We all know that the spike in gas prices and the loss of jobs combined to reduce travel. The part of your assertion I wanted cites for was that "there's been a lot of rethinking about demand due to the economy (short term, but long-term repercussions)"
I'm with Sean and Lincoln and think the best way to get to lower emissions, lower costs and retain mobility is to make higher efficiency cars. One mile of streetcar could buy 1500 electric cars. Streetcars will take very few people off the road. I'd rather subsidize electric cars and expand the trolley bus fleet than building streetcars. This to me is much bigger issue than roadway reductions, though buses need roads.
Posted Tue, Aug 31, 9:36 a.m. Inappropriate
Lincoln, none of us can predict oil prices, including you. But peak oil theory seems pretty mainstream (I don't need to convince many readers of that), and big oil companies are clearly preparing for it, or at least hedging their bets.
The current economy seems to be the only thing keeping us back from another oil spike. Who'd have thought oil would range around $70-80 during a major global downturn?
I already made the point about fuel efficiency. Thanks for agreeing.
Posted Tue, Aug 31, 9:41 a.m. Inappropriate
jas, those electric cars still need to be parked at each end, still need tons of road space, still encourage sprawl, and still need to be manufactured. Electric cars are nearly as inefficient and dysfunctional as regular cars.
Lowering emissions is way more complicated than highway planners tend to admit. They forget about induced demand, or the tendency to spread out. And they certainly forget about parking infrastructure. We contractors love to build parking garages and even surface lots, but let's not pretend that the millions of parking spaces in this city were free in any sense of the word.

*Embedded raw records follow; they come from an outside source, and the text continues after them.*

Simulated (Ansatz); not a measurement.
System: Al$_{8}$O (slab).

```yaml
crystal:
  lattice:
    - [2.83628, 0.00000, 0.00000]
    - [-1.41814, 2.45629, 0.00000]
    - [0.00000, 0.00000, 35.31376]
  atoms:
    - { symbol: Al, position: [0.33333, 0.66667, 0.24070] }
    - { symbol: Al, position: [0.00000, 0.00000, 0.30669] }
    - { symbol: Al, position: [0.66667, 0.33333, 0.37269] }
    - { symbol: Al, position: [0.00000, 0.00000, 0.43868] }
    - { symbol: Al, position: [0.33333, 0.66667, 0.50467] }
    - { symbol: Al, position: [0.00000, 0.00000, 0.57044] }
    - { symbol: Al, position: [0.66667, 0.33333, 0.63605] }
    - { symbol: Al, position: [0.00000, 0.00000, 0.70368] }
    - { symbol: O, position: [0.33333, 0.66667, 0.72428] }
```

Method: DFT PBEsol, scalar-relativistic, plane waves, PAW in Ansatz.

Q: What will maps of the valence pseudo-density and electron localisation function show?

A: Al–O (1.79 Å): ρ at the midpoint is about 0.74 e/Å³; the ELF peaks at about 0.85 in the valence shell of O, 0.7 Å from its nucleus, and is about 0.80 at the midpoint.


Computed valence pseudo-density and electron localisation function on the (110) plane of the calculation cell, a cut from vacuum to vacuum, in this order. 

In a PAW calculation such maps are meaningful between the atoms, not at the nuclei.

Posted Tue, Aug 31, 9:55 a.m. Inappropriate
mhays: actually, investors using oil as an investment tool in this economy is the only thing keeping the current price as high as it is. If people stop using oil as an investment instrument, the price could collapse. One analyst recently said the fundamentals of supply and demand would have oil around $10 to $15 per barrel right now, instead of $75.
Peak oil is a non-event. In fact, the world is producing less oil now than is possible, by a large margin. OPEC is intentionally keep production artificially low to keep prices artificially high.
Very high oil prices is a prediction that people have been making for decades, and it has not happened yet. And there is no reason to believe that it will happen any time soon. Every once in a while, there is a spike in oil prices, but the price always comes back down.
Mostly, very high oil prices in the near future is just a wish by people who hate cars.
And, even if gasoline does get a lot more expensive, cars will use a lot less gas per mile in the very near future, so the price of gas won't be as big a part of the cost of driving as it is today. The price of oil is becoming less and less important all the time.
Posted Tue, Aug 31, 9:57 a.m. Inappropriate
Seattle the most congested city? Michael Ennis clearly doesn't get out much.
Posted Tue, Aug 31, 2:53 p.m. Inappropriate
mhays
So you profit off building private parking and wish to curtail public parking?
Electric cars are at least twice as efficient as ICE cars and even more energy efficient than bicyclists.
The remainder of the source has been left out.